The group is an off-shoot or splinter group of al-Qaeda. ISIS, on the other hand, is really just trying to become, as you know, a state within Iraq and the Levant section of Syria. This group is really focused almost 100% on external enemies; it’s focused 100% on wreaking havoc and creating terror within Europe and the United States.

 

What can be done to prevent groups like this from appearing again and again?

First, you can cut the head off militarily and financially, which is cutting off the finances to these groups and trying to get nations to stop supporting them with arms and with money. Number two, not allowing their countries to act as recruiting havens. We need to get that diplomacy done. And then number three, impacts on what we talked about a couple days ago, which is there are young men throughout the world, having no alternatives. You really need to provide some alternatives in terms of education, and in terms of a better life and jobs, and economic prosperity.

These groups whether it be ISIS, or whether it be the al-Qaeda affiliates here, prey on the needy.

The United States military, you know, each of the services, the army, the navy, the marines, the special forces, and such not only serve to fight in conflicts, but they do a lot of work in these countries that go unseen. They help them build up schools, and help people who are in need, and sometimes just providing protection in those countries. And I think that’s where the United States with its money and with its power and with its influence can have an impact out there. I think the United States can most discern its leadership not only militarily and not only financially but in a moral way. And I think that’s how these groups will be stifled.

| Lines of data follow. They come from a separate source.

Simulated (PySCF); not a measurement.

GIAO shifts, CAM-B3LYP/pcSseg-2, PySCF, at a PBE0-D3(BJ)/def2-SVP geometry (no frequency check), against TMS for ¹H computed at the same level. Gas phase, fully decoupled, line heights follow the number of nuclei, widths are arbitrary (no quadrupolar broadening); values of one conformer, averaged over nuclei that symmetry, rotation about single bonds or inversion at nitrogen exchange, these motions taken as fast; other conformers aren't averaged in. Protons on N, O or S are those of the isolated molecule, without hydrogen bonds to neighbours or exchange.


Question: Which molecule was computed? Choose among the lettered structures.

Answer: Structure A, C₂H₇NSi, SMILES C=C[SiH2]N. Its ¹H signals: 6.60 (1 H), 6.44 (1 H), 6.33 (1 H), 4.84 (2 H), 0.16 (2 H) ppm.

The United States has really created this problem, first in Iraq and also in Syria, by leaving an enormous, enormous vacuum in both countries of power. In Iraq they left it by leaving the country and obviously putting al-Maliki in charge, and in Syria by not backing Assad or by not backing the Free Syrian Army. They left a vacuum that allowed for the neighborhood to have bullies in it.

 

Role of Religion in Government

We can also do a great job at promoting, as much as we can, religious tolerance on all sides.

No matter what the faults are of our democratic government here, in the end we’re very supportive of tolerance. And I do believe that even all of our religious factions in the United States have generally shown a good example of how to get along, and this is clearly not the case of the Middle East over thousands of years.

ISIS is not just a pure terrorist group. ISIS wants to create an oppressive, belligerent, violent religious government there. So I think the real careful part of the question is we need to bring religion into government to create a moral high ground but we cannot have religious government when it’s going to create oppression.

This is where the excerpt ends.